YouTube is redefining celebrity
‘Most powerful marketing platform’ for millennials, talent manager says
It’s a meet-and-greet worthy of an A-list star.
Outside the three-storey bookstore at the outdoor shopping mecca known as The Grove, hundreds of mostly young women have formed a line that stretches past trendy clothing stores and spills out onto a nearby street. They’re waiting to have Connor Franta, an affable 22-year-old Internet personality best known for delivering diarylike monologues on YouTube, sign a copy of his new memoir.
The irony of a YouTube star drawing a massive crowd at a bookstore isn’t lost on talent manager Andrew Graham.
“A year ago, I went to New York and tried to get a book publisher to take a meeting with me,” said Graham, who represents Franta and other mega-popular YouTubers. “I had one meeting, and they laughed at me. Here we are a year later at Barnes & Noble in Los Angeles with a New York Times bestselling author who is a client.”
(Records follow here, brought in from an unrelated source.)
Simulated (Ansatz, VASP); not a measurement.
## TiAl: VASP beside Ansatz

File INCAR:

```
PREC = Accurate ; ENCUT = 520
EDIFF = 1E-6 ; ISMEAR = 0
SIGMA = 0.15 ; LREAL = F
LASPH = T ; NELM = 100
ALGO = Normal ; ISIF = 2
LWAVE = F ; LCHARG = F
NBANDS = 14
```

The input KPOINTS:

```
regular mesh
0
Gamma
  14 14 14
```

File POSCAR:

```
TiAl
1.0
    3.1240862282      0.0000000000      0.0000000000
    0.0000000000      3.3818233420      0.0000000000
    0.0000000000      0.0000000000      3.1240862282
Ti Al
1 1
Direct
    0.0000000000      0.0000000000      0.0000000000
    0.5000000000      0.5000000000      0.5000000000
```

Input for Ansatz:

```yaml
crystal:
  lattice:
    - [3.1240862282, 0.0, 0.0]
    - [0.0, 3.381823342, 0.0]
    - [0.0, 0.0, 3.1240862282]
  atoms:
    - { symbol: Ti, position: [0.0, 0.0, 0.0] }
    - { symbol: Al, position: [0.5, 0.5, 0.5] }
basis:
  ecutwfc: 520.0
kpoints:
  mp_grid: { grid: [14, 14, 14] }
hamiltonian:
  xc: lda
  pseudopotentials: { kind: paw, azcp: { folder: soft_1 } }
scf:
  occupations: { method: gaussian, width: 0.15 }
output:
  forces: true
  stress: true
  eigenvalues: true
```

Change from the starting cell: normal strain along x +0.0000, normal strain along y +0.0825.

In its 10-years of existence, YouTube has evolved from a playground for kitty videos to a $20-billion-US visual menagerie. Along the way, it’s also become an incubator for a new type of celebrity — a digital Brat Pack that’s leveraging smartphone stardom to write books, drop albums, design products and break into Hollywood.
“It’s the most powerful marketing platform in the world for millennials,” said Graham. “If you’re trying to reach that audience of girls gathered downstairs, YouTube is the venue to do that.”
In recent years, YouTube has propped up YouTubers like Franta — “creators,” the site calls them — who attract millions of subscribers who regularly watch their online videos and ads attached to them.
With his playful grin and doe eyes, Franta currently boasts more than 4.4 million devotees to his personal YouTube channel, where he speaks to viewers about life, dating, candy, whatever at least once a week. He began posting videos in 2010 while still attending high school in La Crescent, Minnesota. Now, he’s releasing music compilations and a line of locally grown coffee.
For every Justin Bieber or Psy, perhaps YouTube’s biggest success stories, there are dozens of Frantas. It’s a form of celebrity that didn’t exist 10 years ago, when YouTube made it simple to post video online.
The creators’ importance to YouTube is evidenced by the Google-backed site bankrolling marketing campaigns the past two years featuring such famous (on the Internet) faces as Bethany Mota, Hannah Hart and Grace Helbig. They share a similar esthetic: improvised delivery, quirky editing and personalities that jump off screens.
Google has opened production facilities in London, Los Angeles, New York, Tokyo and Sao Paulo for creators who have more than 5,000 subscribers to film videos. The studios are equipped with sets and equipment that transcend most YouTubers’ living rooms and webcams. The spaces also serve as social hubs for creators.
“For us, creators are the light bulb of the ecosystem,” said Kevin Allocca, YouTube’s head of culture and trends.
The next evolution for online video has arrived, with such sites and apps as Twitch, Periscope, Meerkat and YouNow making it easier than ever to stream live video. That’s a feature YouTube has in its arsenal.
“There’s a ton of opportunity for innovation there,” said Allocca.